Leonard is the author of the cult classic Time Brothers, “a novel about two time-traveling brothers that had sold millions of copies and gone on to become a serialized television program that everyone watched”. She and her father had lived on Pomander Walk “a straight dash through the middle of the block, cutting from 94th to 95th Street between Broadway and West End […] with two rows of tiny houses that looked straight out of “Hansel and Gretel” locked behind a gate.”
On her 40th birthday, Alice gets drunk and ends up heading back to Pomander where she passes out in the little guardhouse and wakes up the next morning back in 1996, on the morning of her 16th birthday. It’s disconcerting because Alice was “herself, only herself, but she was both herself then and herself now. She was forty and she was sixteen.” And her father was young, “forty-nine years old. Less than a decade older than she was.”
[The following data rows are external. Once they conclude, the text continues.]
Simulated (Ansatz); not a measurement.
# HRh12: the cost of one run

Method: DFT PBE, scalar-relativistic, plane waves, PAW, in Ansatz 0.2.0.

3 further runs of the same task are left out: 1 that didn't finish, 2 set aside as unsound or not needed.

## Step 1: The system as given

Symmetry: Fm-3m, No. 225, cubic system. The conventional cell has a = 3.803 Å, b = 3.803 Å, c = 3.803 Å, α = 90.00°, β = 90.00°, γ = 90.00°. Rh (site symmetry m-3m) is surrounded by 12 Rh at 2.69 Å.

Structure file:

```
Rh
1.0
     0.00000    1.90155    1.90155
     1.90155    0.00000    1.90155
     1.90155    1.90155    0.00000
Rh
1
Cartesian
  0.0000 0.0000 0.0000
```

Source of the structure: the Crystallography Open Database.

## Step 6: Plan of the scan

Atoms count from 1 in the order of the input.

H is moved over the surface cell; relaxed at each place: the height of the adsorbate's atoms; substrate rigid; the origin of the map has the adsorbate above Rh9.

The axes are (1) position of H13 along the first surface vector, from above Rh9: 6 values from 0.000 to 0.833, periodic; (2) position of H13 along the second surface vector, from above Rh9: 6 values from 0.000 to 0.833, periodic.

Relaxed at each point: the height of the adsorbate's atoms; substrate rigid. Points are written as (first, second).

This is an opportunity for a do-over. Perhaps she can convince Leonard to make healthier choices; perhaps she can treat herself a little more kindly because “Every second of her teenage years, Alice had thought that she was average. Average looks, average brain, average body[…] But what she saw in the mirror now made her burst into tears.”
Okay, a book about time travel logistically seems ridiculous so I didn’t spend too much time worrying about the physics/magic/science fiction of it. Instead, I paid attention to the things that Alice noticed as if for the first time. Like Emily in Thornton Wilder’s play Our Town, Alice begins to appreciate “every, every moment.”
In her acknowledgements, Straub thanks her father, acclaimed novelist Peter Straub, who died the same year this book was published – making the book just that much more poignant. She writes “thank you to my dad, for showing me what fiction could do, and for knowing that the real story is both here and not here, that we are both here and not here”.
This Time Tomorrow is full-hearted, life-affirming, and heartbreaking and I highly recommend it.